Local mainstream businesses looking for global growth will find the going a lot easier if they tap into ethnic communities within New Zealand, delegates at an Asean business forum in Auckland were told today.
The forum – hosted by the Office of Ethnic Affairs – was aimed at helping New Zealand exporters take advantage of the opportunities created by free trade agreements with Asean nations.
It follows a similar forum held last week that was designed to raise awareness of the possibilities from doing business with the Muslin business world.
Forum attendees were told today that with growing trade opportunities in the Asean nations, the best way to maximise returns lay within New Zealand's ethnic diversity.
Ethnic Affairs minister Pansy Wong said local language, cultural and market knowledge was vital for businesses that wanted to enter foreign markets.
“One of the reasons New Zealand firms fail offshore is a lack of experienced insiders in global markets. That is, New Zealand executives with little international experience leading offshore operations.”
While exports from New Zealand to Asean countries were poised to surpass those of Europe, the total amount of imports those nations received from New Zealand was just a third of a percent of their total imported goods.

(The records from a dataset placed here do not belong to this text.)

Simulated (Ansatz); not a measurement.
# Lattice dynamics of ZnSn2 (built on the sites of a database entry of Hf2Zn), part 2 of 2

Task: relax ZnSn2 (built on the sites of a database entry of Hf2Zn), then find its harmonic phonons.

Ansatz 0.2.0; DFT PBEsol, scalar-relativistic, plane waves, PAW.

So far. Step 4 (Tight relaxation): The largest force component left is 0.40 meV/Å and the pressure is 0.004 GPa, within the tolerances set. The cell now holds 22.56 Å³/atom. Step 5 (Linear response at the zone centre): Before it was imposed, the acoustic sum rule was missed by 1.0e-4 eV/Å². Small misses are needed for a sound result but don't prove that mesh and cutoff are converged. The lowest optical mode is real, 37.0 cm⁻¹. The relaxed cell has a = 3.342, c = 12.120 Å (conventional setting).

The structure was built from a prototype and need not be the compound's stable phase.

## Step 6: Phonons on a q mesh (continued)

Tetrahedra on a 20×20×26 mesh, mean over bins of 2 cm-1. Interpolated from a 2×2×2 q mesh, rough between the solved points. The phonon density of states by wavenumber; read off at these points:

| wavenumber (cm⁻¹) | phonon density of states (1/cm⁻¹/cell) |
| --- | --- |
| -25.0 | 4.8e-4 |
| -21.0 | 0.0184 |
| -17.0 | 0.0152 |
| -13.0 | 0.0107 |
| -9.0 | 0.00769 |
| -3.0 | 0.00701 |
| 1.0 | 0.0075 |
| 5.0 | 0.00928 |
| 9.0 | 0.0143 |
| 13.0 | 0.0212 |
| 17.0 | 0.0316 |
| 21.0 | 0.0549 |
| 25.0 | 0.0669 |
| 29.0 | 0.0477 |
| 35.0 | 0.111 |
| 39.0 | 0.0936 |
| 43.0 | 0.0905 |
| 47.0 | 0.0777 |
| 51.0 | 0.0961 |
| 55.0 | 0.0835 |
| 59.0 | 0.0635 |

Ms Wong said there was no set target at this early stage of the trade relationship, but that doubling it over the next few years by tapping into local expertise would be a “good start”.
She conceded there were still cultural differences that needed to be overcome, but business people focused on the bottom line would see past those differences.
Ms Wong said the language barrier was still an issue and while there were plenty of translation opportunities through government help and business peoples’ own friends and family, she pointed out that local businesses did not always see the real value of a professional translation service.
“Businesses should not always rely on family members or friends, they should try and invest a bit more in providing a translation service as it is so important to get the right message across.”
Today’s forum was opened by trade minister Tim Groser, who said that “massive progress” had been made in trade agreements with Asean nations over the past three decades.
He added that the moment trade to those countries exceeded that going to Europe would be an “iconic point” in New Zealand’s trade history.
Ms Wong said events like today’s forum were an important step in building networks between ethnic communities and while government departments such as New Zealand Trade and Enterprise and the Ministries of Foreign Affairs and Economic Development were there to help, the ball was firmly in the business world’s court.
“The government’s role is to listen to businesses and create an environment conductive for their growth, both onshore and offshore.”